Other characters’ searches for love may be less dramatic, but they serve as driving forces behind their actions. Rosanette, despite her many lovers and her independent spirit, yearns to have a child and be married. Madame Dambreuse, enmeshed as she is in high society and influence, accepts Frédéric as a lover because she wants him to provide her with a great passion. Deslauriers’s search meanders from women to jobs to schooling; in a way, he seeks some sort of passion. Pellerin’s search takes the form of a protracted search for fulfilling art, while Hussonnet, Dussardier, and Senecal pursue political endeavors with all the devotion they can muster. Louise Roque seems to have the purest motives in her search for love, yearning for Frédéric and settling for Deslauriers only when Frédéric proves unavailable. However, even she is unfulfilled, and her search continues: she leaves Deslauriers for a singer. In Sentimental Education, the search itself—not its outcome—is what life is truly made of.

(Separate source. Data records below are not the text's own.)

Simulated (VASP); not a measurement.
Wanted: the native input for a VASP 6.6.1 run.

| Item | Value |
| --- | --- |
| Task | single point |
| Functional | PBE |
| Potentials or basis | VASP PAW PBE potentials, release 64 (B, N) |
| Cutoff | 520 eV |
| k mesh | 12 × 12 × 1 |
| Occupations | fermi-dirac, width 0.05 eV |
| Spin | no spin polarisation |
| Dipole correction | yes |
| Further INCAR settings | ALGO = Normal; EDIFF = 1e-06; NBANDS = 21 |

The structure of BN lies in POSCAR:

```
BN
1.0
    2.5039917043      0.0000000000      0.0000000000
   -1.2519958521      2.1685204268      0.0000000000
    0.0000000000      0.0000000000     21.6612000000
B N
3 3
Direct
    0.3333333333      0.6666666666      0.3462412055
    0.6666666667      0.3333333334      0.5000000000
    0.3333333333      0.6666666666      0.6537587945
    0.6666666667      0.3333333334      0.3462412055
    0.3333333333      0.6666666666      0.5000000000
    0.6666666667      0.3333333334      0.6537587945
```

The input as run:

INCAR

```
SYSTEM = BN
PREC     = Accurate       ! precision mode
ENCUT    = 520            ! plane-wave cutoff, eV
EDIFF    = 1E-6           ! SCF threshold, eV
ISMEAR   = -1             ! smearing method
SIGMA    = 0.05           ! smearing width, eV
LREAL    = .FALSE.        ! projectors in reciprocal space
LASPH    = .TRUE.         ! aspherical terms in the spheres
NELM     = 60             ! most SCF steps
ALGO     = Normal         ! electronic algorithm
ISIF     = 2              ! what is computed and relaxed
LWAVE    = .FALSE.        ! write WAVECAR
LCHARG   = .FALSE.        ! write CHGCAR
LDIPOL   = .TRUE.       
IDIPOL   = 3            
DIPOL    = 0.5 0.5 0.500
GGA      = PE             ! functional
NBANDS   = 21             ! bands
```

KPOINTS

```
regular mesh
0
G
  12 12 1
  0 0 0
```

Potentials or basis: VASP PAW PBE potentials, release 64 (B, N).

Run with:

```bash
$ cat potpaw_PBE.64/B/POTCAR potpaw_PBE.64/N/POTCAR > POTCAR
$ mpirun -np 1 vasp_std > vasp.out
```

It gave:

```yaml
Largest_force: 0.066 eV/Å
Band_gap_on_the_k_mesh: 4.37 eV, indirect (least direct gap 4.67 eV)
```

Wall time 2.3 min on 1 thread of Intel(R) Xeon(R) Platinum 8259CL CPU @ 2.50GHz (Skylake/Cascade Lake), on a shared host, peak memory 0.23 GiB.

Throughout Sentimental Education, characters, particularly Pellerin, continuously disagree and change their minds about what the purpose of art really is. Pellerin initially believes that beauty is the sole purpose of art. He rails against art that has a “hideous reality,” claiming that art is meant to provide adulation and opulence. Pellerin’s views don’t mesh with the views of other characters; for example, Senecal claims that art should lift “the moral standards of the masses” and that the idea of something matters more than its style. Although Pellerin makes frequent, grand pronouncements about what art is and should be, his views eventually change. He later decides that character and variety are more important to art than beauty. He at one point tries to commodify art by forming a stock exchange on which artists would collaborate to produce “sublime works of art.” This bizarre idea suggests that Pellerin is struggling to keep the ideals of art alive, even while art is valued less and less in society. Ultimately, he becomes a photographer, embracing the “realism” he once dismissed and including himself in his photographs. For Pellerin, art has become a vehicle for portraying reality on the most personal level. The purpose, even for the artist himself, has changed. Arnoux’s changing involvement in the art world follows the same sort of path as Pellerin’s, although we are told of his background only in brief. He is first an artist, then a seller of art; then he abandons art altogether and opens a china factory. From doer to seller to nothing at all, Arnoux changes his involvement just as Pellerin does. Once a believer in beauty and “art for art’s sake,” each man’s interest eventually turns utilitarian.
As French society lost its illusions, so too did the purpose of art begin to seem less enchanted. The changes in Pellerin’s and Arnoux’s views about and involvement with art follow the changing social and political climates of the time. As capitalism and money began to dominate society, people began to make their fortunes rather than inherit them, and old ideas about beauty and art lost their resonance among the new middle-class. Flaubert sought to condemn the new bourgeoisie, who he believed were vacuous, and his depiction of the desecration of art is one way that he comments on the declining culture of the time.
Although Frédéric aspires to become a member of Paris’s high society, the company he hopes to join prove themselves to be disloyal in their allegiances, unpredictable in their whims, and shallow in their concerns, which creates an overall sense of how inane this community is. Flaubert intended Sentimental Education to paint a satirical picture of this privileged segment of the population, a decision that led to anger and poor reviews when the book was published. Examples of the capriciousness and vacuity of society appear throughout the novel, but we see them most clearly in the social gatherings at the Dambreuses’ house. There, talk rarely leaves the realm of gossip and silliness, and even Frédéric—always willing to indulge this society because of his yearning to be part of it—is shocked and appalled. He describes the conversation as “aimless, lifeless, and inconsequential,” yet still strives to become part of it. Although these people seem banal to him, he still yearns for their approval.
The flagrant infidelities and convoluted affairs add to the argument that this society is foolish and comical. The romantic liaisons change quickly and become almost impossible to follow. Rosanette is kept by Oudry, then Arnoux; Frédéric somehow competes with Delmar, but we’re never entirely sure what Delmar’s role is. Madame Dambreuse competes with Cecile, her husband’s illegitimate daughter, for Martinon, then takes Frédéric as her lover. Arnoux, Mademoiselle Vatnaz, and others in their crowd have stories just as involved. All the bed hopping, cheating, stealing, and lying create an unflattering portrait of a society that believes itself to be superior to the masses and of the highest decorum, decency, and class.